February 22, 2019
On Sunday afternoon, 15 minutes after the 2019 USATF Indoor Championships wrap up, some of the United States’ fastest distance runners will run a 5,000-meter race in Boston to try to qualify for a meet that will be held seven months from now. It is a ridiculous situation that tells you everything you need to know about the state of track & field right now, a sport where only one or two meets truly matter and where all too often the stakeholders act out of self-interest rather than what is best for the sport.
The Bowerman Track Club’s Karissa Schweizer, Vanessa Fraser, and Courtney Frerichs, New Balance’s Kim Conley, the American Distance Project’s Julius Bor, Emmanuel Bor, Biya Simbassa, Hillary Bor, and Kirubel Erassa, and the BAA’s Trevor Dunbar are among the athletes entered in the elite 5,000-meter races at the Last Chance Invitational at Boston University, where the goal will presumably be to knock out the IAAF World Championship standard (13:22.50 for men, 15:22.00 for women). Edward Cheserek is also entered in the race, but since he is not American he does not have the option of running at USAs.

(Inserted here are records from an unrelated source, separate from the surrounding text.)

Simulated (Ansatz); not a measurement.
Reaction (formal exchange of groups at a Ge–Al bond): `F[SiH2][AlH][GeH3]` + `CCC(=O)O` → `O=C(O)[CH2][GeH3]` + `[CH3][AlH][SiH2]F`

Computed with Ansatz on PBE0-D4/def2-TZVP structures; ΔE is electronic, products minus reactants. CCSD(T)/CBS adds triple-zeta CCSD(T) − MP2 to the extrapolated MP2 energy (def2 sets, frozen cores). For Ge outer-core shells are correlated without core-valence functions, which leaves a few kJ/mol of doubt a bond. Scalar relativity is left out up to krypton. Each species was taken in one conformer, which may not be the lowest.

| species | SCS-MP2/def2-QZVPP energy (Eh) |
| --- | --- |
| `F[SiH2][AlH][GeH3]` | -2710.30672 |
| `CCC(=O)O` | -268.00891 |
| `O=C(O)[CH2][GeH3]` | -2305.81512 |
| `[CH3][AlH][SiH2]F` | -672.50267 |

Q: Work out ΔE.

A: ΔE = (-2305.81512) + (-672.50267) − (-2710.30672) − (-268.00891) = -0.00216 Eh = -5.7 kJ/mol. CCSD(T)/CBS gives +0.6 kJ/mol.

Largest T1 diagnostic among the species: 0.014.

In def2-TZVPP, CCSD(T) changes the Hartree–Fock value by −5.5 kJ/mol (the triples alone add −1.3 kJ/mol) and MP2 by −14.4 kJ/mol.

So what is wrong with this picture?
Apart from Frerichs, the American record holder and reigning World Championship silver medalist in the steeplechase, we would hesitate to call any of these athletes “stars,” but they are certainly among the best distance runners in the country. Schweizer is a five-time NCAA champion, has run 15:02, and is a good bet to make this year’s World Championship team in the 5k. Conley is a two-time Olympian. Hillary Bor was 7th at the 2016 Olympics in the steeple and was 8th in our 2018 World Rankings. Emmanuel Bor was the runner-up at USA XC three weeks ago. The competition at USAs is worse because of their absence.
For these athletes to skip their national championship — one of the few professional track & field events in this country shown on national TV — in order to run a non-televised race where no one cares who wins (every single one of these athletes would rather hit the standard than win the race) is a slap in the face to fans of the sport. In particular, Frerichs and Hillary Bor (who may be used as pacemakers for their teammates at BU) don’t even need to hit the 5k standard this weekend as they’ll be trying to make Worlds in the steeple. If the athletes don’t care about USAs, why should the fans?
There’s another meet at BU next weekend, where Yomif Kejelcha will be trying to break the mile world record. If the athletes and their coaches really don’t want to run at USAs, they should have chosen that meet for their 5,000 instead.
2) USATF deserves plenty of blame here too
In a perfect world, all of these athletes would be competing at USAs. But even if USATF can’t force athletes to run USAs, they still have some options to prevent this situation from happening. One idea we like: instituting a rule that no performances achieved this weekend can be used to qualify for Worlds (with exceptions for performances achieved at USAs and by collegians at their conference meets). That would force athletes to either run USAs or wait a week to try to hit the standard.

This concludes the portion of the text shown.